Publication date: 21st July 2025
The discussed work deals with the control and characterization of spin degrees of freedom of photo-generated carriers in halide perovskite materials via magnetic doping. The materials under consideration, CsPbBr3 and PEA2PbI4, include the diluted concentration of Ni2+ or Mn2+ ions at a metal substitution position. Magnetic doping was implemented extensively in colloidal quantum dots, but with a limited way in the perovskite semiconductors, wherein the latter possesses other significant properties (e.g., dopant-carrier spin-exchange interactions, a large g-factor and extension of spin relaxation time).
Our work reports a thorough investigation of spin degrees of freedom in the mentioned materials, monitored by magneto-photoluminescence and optically detected magnetic resonance (ODMR) spectroscopies, which provide a significant information on exact location of host carriers and dopants, as well as examine interactions between them.
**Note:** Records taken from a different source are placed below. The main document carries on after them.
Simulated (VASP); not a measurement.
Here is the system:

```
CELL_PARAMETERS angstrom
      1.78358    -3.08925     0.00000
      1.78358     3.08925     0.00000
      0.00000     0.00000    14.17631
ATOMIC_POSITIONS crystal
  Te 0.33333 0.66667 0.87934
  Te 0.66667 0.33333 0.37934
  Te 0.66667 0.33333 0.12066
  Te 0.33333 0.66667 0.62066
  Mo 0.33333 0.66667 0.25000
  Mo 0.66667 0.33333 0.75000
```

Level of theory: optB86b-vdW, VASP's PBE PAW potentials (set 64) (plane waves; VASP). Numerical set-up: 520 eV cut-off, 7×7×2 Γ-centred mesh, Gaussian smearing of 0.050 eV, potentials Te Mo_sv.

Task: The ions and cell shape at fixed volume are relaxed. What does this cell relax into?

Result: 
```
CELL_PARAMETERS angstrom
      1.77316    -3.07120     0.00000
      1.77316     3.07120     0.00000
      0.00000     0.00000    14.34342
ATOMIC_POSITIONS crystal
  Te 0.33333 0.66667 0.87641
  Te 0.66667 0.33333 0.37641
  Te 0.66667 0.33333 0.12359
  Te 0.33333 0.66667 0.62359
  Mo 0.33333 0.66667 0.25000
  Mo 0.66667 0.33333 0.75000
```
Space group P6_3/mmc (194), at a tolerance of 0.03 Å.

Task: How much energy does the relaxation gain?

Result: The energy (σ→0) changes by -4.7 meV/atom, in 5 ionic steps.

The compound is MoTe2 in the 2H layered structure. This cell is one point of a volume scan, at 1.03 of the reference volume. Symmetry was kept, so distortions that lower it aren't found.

specifically, one project focused on a thorough investigation of the influence of Ni2+ dopants on the optical and magneto-optical properties of CsPbBr3 nano-cubes. The study implemented methodologies that are applied to halide perovskites for the first time, like steady-state and transient optically detected magnetic resonance (ODMR) spectroscopy, leading to significant advances that address long-standing debates in this field: (a) A direct identification of defect centers, in conflict with the widely assumed defect-free behavior of halide perovskites; (b) Direct observation of spin-exchange interactions between dopant unpaired electrons and photo-generated carriers, which has not been resolved previously. The extracted physical parameters from the ODMR experiments included: g-factors and their anisotropy, spin exchange interactions, angular momentum, carrier-dopant coupling constants, radiative and spin-lattice relaxation times. A second project focused on the influence of Mn2+ dopants in 2D MA2PbI4 and PEA2PbI4 single crystals, implementing the mentioned magneto-optically spectroscopies, focusing on the added values of the dopant to the so-called Rashba effect (an ongoing project).
The spin properties mentioned here undoubtedly can play an important role in the development of new spin-based technologies.